If $A$ is Noetherian, and $x$ is a non-unit and non zero-divisor, then can $(xr)=(r)$ for any non-unit $r$?

Question

Problem

I am attempting to prove that if $A$ is a Noetherian commutative ring with unit, and if $x$ is a non-unit and not a zero divisor, then any minimal ideal of $(x)$ has height $1$.

Attempt

I have shown that if $Q\subseteq(x)$ is a prime ideal with $Q\ni q=xr_1\neq0$, then $x\in Q$ or $r_1\in Q$. If $x\in Q$, then $Q=(x)$ and so we consider later. Otherwise we get a chain of ideals $$(r_1)\subseteq(r_2)\subseteq(r_3)\subseteq\cdots$$ of ideals with $q=x^kr_k$ for each $k$ by the non zero-divisor property. By the Noetherian property, the chain has $(r_k)=(r_{k+1})=\cdots$ eventually. Then, we have $(xr_{k+1})=(r_{k+1})$. I want to conclude that this means $x$ is a unit, a contradiction, or $r_{k+1}$ is a unit, thus giving $x^{k+1}\in Q$ and so $x\in Q$, but maybe that's the wrong conclusion.

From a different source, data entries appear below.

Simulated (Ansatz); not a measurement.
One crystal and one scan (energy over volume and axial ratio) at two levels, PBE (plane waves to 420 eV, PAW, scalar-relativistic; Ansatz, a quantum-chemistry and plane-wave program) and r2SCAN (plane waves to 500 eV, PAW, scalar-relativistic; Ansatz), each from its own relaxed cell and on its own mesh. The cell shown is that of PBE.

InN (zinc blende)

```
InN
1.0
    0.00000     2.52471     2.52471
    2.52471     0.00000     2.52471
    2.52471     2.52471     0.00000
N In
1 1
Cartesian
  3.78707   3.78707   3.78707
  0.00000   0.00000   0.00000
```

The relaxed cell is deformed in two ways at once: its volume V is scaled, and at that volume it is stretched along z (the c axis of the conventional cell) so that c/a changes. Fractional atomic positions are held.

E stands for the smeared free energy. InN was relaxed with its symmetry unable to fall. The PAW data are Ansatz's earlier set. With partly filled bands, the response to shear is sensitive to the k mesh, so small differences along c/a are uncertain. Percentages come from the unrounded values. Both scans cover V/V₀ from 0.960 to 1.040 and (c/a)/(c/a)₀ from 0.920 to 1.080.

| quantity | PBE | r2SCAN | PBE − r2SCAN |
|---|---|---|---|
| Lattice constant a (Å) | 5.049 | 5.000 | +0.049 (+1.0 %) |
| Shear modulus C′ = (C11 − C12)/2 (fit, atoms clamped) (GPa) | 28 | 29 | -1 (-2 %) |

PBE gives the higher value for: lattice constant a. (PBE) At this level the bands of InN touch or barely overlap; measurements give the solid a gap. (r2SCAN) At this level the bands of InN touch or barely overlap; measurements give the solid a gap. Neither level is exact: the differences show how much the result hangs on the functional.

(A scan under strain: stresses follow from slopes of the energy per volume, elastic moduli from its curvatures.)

I'm not sure where to go from here. What am I missing?

Answer 1

The answer to your title question is no. Indeed, let $A=F[x,y]\big/\langle xy-y\rangle$, where $F$ is your favorite field, and let $a,b$ denote the images of $x$ and $y$ in $A$. We have $ab=b$, so of course $\langle ab\rangle=\langle b\rangle$, but I claim that $a$ is neither a unit nor a zero-divisor.

To see it is not a unit, note that $\langle x\rangle+\langle xy-y\rangle=\langle x,y\rangle$ is a proper ideal of $F[x,y]$, so that $\langle a\rangle$ is a proper ideal of $A$. To see it is not a zero-divisor, suppose otherwise; then $px\in\langle xy-y\rangle$ for some $p\notin\langle xy-y\rangle$. Say $px=q(xy-y)$ for a given $q\in F[x,y]$. Since $x$ does not divide $xy-y$, and $F[x,y]$ is a UFD, thus $x$ divides $q$; say $q=xq'$. But now $xp=xq'(xy-y)$, so $p=q'(xy-y)$, contradicting that $p\notin\langle xy-y\rangle$.

---

Regarding your main question, we can prove it as follows. By Krull's principal ideal theorem, the height of any minimal prime over $a$ is at most $1$, so we need only show there is no minimal prime over $a$ of height $0$. If not, then $a\in P$ for some minimal prime $P$ of $A$, contradicting that $a$ is not a zero-divisor.